THE MAN WHO KNEW TOO MUCH

Written by Jeremy Quist

US, 1956. 120 min. Cast: James Stewart, Doris Day, Brenda de Banzie, Bernard Miles, Ralph Truman; Music: Bernard Herrmann, Ray Evans, Jay Livingston; Cinematography: Robert Burks; Written by John Michael Hayes; Directed by Alfred Hitchcock.

One of the most curious aspects of Alfred Hitchcock’s The Man Who Knew Too Much is that the man the title refers to spends most of the film not knowing much at all. What he does know is that a statesman is soon to be assassinated in London. But the reasons for this are not important; this is merely the MacGuffin – Hitchcock’s famously irrelevant plot device that serves simply to get the story going. All that really matters is getting the boy back.

Everything begins innocently enough as Dr. Ben McKenna (James Stewart) and his family pleasantly converse with Louis Bernard, a stranger they meet on a bus headed for Marrakech. Because of Louis’s charm and the son’s humor, nothing seems suspicious until Ben’s wife, Jo (Doris Day), notes Louis’s inquisitive manner and Ben’s willingness to answer. These suspicions rise at their hotel when Jo insists they are being watched, while Ben scoffs at her paranoia. After all, who would want to spy on this typical American family?

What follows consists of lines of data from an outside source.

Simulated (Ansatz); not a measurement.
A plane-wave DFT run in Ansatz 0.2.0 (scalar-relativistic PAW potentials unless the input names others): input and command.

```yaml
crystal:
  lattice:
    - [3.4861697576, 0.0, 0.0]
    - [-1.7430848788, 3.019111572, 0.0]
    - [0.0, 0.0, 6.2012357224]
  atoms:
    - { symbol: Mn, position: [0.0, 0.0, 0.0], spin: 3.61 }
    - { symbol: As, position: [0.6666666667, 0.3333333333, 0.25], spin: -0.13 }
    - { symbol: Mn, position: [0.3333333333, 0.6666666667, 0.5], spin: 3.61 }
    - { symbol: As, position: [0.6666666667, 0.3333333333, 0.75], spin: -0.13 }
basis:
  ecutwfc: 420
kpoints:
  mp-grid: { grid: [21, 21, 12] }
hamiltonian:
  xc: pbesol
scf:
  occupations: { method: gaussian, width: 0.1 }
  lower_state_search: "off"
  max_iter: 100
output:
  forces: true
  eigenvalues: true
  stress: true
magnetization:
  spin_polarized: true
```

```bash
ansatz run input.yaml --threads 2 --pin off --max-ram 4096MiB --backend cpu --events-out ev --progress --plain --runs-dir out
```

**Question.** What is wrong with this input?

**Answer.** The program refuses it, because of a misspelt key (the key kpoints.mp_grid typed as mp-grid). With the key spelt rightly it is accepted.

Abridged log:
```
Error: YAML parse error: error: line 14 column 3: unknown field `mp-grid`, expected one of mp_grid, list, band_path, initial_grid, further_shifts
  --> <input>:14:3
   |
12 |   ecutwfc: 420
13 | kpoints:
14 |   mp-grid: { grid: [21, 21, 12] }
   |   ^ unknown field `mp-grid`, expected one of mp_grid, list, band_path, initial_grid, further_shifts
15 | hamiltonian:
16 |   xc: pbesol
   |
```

We do, and Hitchcock allows us to with this 1956 remake of his film of the same name from 22 years earlier. Although we are offered detailed glimpses, we are far from all-knowing. Like Ben, the man who knows just enough to get into trouble, we are consistently kept in the dark as Hitchcock takes his time revealing plot points and crucial information. In fact, it is nearly 45 minutes into the film before the couple realizes they have an actual problem (their son, Hank, has been kidnapped), another hour until we learn who wants the statesman assassinated, and at the end there are still unanswered questions. The entire time spent in Marrakech, our depth of knowledge is kept low, not only to build suspense, but to add to the shock when knowledge is finally given.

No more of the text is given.